Analysis Workflow: Best practices

jpkelley

TS Contributor
#1
Hello all,

I hope this finds everyone doing well. I have a couple of questions about workflow for analyses. Hopefully, this will be of broad interest.

For each of multiple analyses within multiple projects, I have been using a simple workflow structure consisting of the following designations:

  • loadR: storing code for loading packages/libraries
  • functionsR: storing functions to be used in later analyses
  • cleanR: storing code that cleans (aka "massages") data
  • doR: storing code for analyses
  • plotR: stores codes for visualizations

These have been organized within the freeware organizer called Keynote NF which allows me to have all projects in a single file. But recently, due to the primitive nature of this program, there have been issues (e.g. autosave problems, etc.) that have caused some downtime. So, my questions for the forum are these:

  • What other workflow solutions are out there? Programs like Kepler, etc.?
  • Are there established "best practices" out there for code organization (under multiple projects) and code documentation?
As I'm sure many of us are attempting to achieve a healthy balance of high productivity and low out-of-pocket cost, it might be good to know some options for open-source (or other free) solutions to improve workflow.
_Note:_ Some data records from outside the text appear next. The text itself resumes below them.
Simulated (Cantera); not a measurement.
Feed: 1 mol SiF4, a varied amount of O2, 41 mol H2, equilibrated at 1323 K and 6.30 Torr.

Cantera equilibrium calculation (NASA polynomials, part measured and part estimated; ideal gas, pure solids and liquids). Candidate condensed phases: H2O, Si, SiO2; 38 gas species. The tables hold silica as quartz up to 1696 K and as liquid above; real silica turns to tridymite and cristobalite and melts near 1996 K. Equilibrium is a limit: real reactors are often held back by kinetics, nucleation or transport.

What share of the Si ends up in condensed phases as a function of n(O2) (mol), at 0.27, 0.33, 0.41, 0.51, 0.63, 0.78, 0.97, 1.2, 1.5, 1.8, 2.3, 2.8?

Hopefully, this gets a discussion going. Maybe many of you assume that everyone already has a system for optimal workflow, but I'm finding that I sure as heck do not. Perhaps if this discussion gains some momentum, we can put a poll out about different workflow solutions and get a "best practices" list going.
 

bryangoodrich

Probably A Mammal
#3
Apparently there's a program out there to help manage or organize workflows? Never heard of it or software like it. I can see its fruitfulness in enterprise situations, but most of the computational workflows I've ever dealt with are small enough to not need any sort of standardization. That's not saying one cannot benefit from a formal workflow, but for smaller situations, I think the sort of compartmentalization provided above would work. You can keep your functions and library code in an environment (profile?) in a directory for the study that will get loaded every time the given R instance from that directory is loaded (for that project). From there, you can make directories for each of the tasks. Usually I simply keep my project folder as my analysis directory and a preprocessing folder for my data cleaning (outputs saved binary files to the analysis folder). Then I keep an outputs or report folder for whatever the analysis outputs. I guess if I wanted to organize things more appropriately, I could make a scripts folder for the R code and have directories in there for the various folders those scripts will get used in (cleaning, analysis, etc.). It would certainly manage the workflow better, but it may not be as efficient. Of course, that is the tradeoff for having managed workflows vs just producing stuff disorderly! Usually I just keep the data files and scripts in their respective folders/subfolders. For instance, I try to get my data into tab delimited text files, so my preprocessing folder is full of text files and relevant cleaning scripts (maybe python if it was needed). Then my project folder usually has one main script that does all the major work along with relevant Rdata files that were produced from cleaning up. However, now from my experience with GIS workflows and geodatabases, I might actually keep a folder for all my data, with one folder/database for the intermediate and one for the final data, and maybe let the text files that build my analysis liter the main folder. I'm contemplating incorporating sqlite databases for this purpose since they're free and relatively easy to manage.
 
Last edited:

jpkelley

TS Contributor
#5
Incredibly useful, Bryan. I like this framework much better than mine. For some reason --perhaps because I'm sick of always shoving parts of my scripts into certain designation-- your approach seems more intuitive.

Re: the program to manage and automate workflows. I've played with Kepler (LINK HERE), but some it doesn't seem intuitive. As of now, it seems like it doesn't allow full integration with R. There does seem to be great potential.

Thanks for the great response and suggestions.